In all cases, the SOAP-GAP reduces the RMS force errors on complex defects (e.g., dislocation cores) by an order of magnitude relative to classical potentials or bispectrum-only descriptors.

6. Limitations and Challenges

Despite systematic improvability, several intrinsic and practical limitations exist (Szlachta, 2014, Klawohn et al., 2023):

Bispectrum descriptors converge non-monotonically with angular cutoff and are prone to high-frequency noise; SOAP avoids this by using Gaussians in the neighbor density.
Interpolation is reliable within the training manifold; extrapolation is unphysical unless the training database directly samples the relevant chemistry or topology.
DFT costs limit the diversity and size of training data; active learning and regression variance estimates can help fill important gaps (e.g., uncommon defect environments).
High-dimensional descriptors such as bond-based SOAP become computationally expensive for high-coordination environments; these are more suitable for low-coordination applications.
Explicit modeling of long-range effects (electrostatics, magnetism) requires augmentation, as current implementations are typically local and non-magnetic.
Transferability to multi-component alloys and handling of non-collinear magnetic order remains a frontier topic.
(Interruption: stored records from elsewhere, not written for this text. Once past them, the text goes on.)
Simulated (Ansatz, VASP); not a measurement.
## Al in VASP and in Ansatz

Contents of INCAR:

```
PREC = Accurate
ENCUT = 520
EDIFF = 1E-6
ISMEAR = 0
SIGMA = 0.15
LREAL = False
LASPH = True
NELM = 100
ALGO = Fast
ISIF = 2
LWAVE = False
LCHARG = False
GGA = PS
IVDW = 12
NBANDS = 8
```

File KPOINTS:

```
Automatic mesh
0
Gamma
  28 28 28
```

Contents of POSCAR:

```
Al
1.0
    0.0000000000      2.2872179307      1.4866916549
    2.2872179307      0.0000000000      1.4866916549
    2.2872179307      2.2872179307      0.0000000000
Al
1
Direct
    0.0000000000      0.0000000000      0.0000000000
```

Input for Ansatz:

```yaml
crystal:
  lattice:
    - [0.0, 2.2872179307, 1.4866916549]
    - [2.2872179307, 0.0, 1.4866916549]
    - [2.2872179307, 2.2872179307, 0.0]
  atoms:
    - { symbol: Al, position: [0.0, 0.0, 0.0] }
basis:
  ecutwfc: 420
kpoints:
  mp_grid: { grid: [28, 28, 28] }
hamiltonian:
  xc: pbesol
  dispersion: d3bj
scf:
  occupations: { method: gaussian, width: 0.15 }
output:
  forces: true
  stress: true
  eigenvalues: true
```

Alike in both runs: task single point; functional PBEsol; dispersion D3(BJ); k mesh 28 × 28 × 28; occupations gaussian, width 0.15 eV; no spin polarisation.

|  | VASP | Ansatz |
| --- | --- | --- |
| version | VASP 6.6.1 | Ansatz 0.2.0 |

7. Broader Impact and Applications

GAP models have been established as highly accurate, datadriven interatomic potentials for a broad swath of materials—metals, alloys, semiconductors, ionic solids, molecular materials, and coarse-grained biomolecules—enabling simulations of phase stability, defect energetics, lattice dynamics, and mechanical response at scales beyond traditional DFT (Szlachta, 2014, Babaei et al., 2019, Klawohn et al., 2023, John, 2016). Their systematic construction protocol—careful DFT sampling, robust local descriptors, kernel-based regression, and rigorously validated prediction—forms the foundation of machine-learned atomistic modeling in contemporary computational materials science.